Hi all,
I am working on a toy example that learns the influence of binary configuration options on some non-functional property with the influences being my random variables. Although I implemented my artificial toy target function such that the influence of option A varies largely, NUTS infers all influences with the same variance.
This is my code:
def ask_oracle(config):
base = 20
a, b, c = config
influence_a = scipy.stats.norm(5, 3).rvs(1)[0]
influence_b = 0.5
influence_c = 2
nfp = influence_a * a + influence_b * b + influence_c * c + base
return nfp
Here, we define that influence_a should be normal-distributed with mean 5 and stddev 3.
This is my model:
def model(a, b, c, obs=None):
mean = 0
var = 15
influence_a = numpyro.sample("influence_a", npdist.Normal(mean, var))

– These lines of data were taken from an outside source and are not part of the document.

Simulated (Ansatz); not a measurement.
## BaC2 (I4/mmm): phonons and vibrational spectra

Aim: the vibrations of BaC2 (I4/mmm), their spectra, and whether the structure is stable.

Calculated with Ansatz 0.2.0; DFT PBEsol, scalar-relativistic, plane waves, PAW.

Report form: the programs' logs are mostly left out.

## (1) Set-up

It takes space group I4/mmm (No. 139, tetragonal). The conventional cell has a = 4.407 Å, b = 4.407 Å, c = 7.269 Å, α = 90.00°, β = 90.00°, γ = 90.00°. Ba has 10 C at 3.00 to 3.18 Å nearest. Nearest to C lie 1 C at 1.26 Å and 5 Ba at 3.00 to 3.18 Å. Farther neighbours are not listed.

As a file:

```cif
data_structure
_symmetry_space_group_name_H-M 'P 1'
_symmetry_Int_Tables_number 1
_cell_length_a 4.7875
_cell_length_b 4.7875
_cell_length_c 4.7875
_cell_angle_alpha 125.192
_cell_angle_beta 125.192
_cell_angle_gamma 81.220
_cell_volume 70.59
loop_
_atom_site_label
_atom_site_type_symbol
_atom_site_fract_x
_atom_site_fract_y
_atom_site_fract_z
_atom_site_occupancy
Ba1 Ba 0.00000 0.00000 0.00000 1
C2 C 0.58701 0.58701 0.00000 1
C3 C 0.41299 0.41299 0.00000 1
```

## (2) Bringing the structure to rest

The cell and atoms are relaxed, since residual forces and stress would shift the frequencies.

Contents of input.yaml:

influence_b = numpyro.sample("influence_b", npdist.Normal(mean, var))
influence_c = numpyro.sample("influence_c", npdist.Normal(mean, var))
base = numpyro.sample("base", npdist.HalfNormal(30))
result = base + a * influence_a + b * influence_b + c * influence_c
error_var = numpyro.sample("error", npdist.HalfNormal(1.0))
with numpyro.plate("data", len(a)):
obs = numpyro.sample("nfp", npdist.Normal(result, error_var), obs=obs)
return obs
And this is my experiment:
def main():
configs = list(itertools.product([True, False], repeat=3))
configs = configs * 20 # simulating repeated measurements
python_random.shuffle(configs)
nfp = jnp.atleast_1d(list(map(ask_oracle, configs)))
X = jnp.atleast_2d(configs)
X = MinMaxScaler().fit_transform(X)
nuts_kernel = npNUTS(model)
n_chains = 3
mcmc = npMCMC(nuts_kernel, num_samples=2000,
num_warmup=5000, progress_bar=False, num_chains=n_chains)
rng_key = random.PRNGKey(0)
mcmc.run(rng_key, X[:, 0], X[:, 1], X[:, 2], obs=nfp)
mcmc.print_summary()
az_data = az.from_numpyro(mcmc, num_chains=n_chains)
az.plot_trace(az_data, legend=True,)
This is the output:
mean std median 5.0% 95.0% n_eff r_hat
base 20.41 0.31 20.41 19.93 20.93 3693.94 1.00
error 1.93 0.11 1.93 1.75 2.10 5030.02 1.00
influence_a 5.54 0.30 5.54 5.02 6.02 4867.74 1.00
influence_b 0.23 0.31 0.23 -0.26 0.76 4564.49 1.00
influence_c 1.46 0.30 1.46 0.98 1.97 4685.77 1.00
I assumed that MCMC would assign more uncertainty to option A’s influence instead of the other RVs in order to approach the posterior more closely.
What can I do to detect this varying uncertainty? Is this generally possible?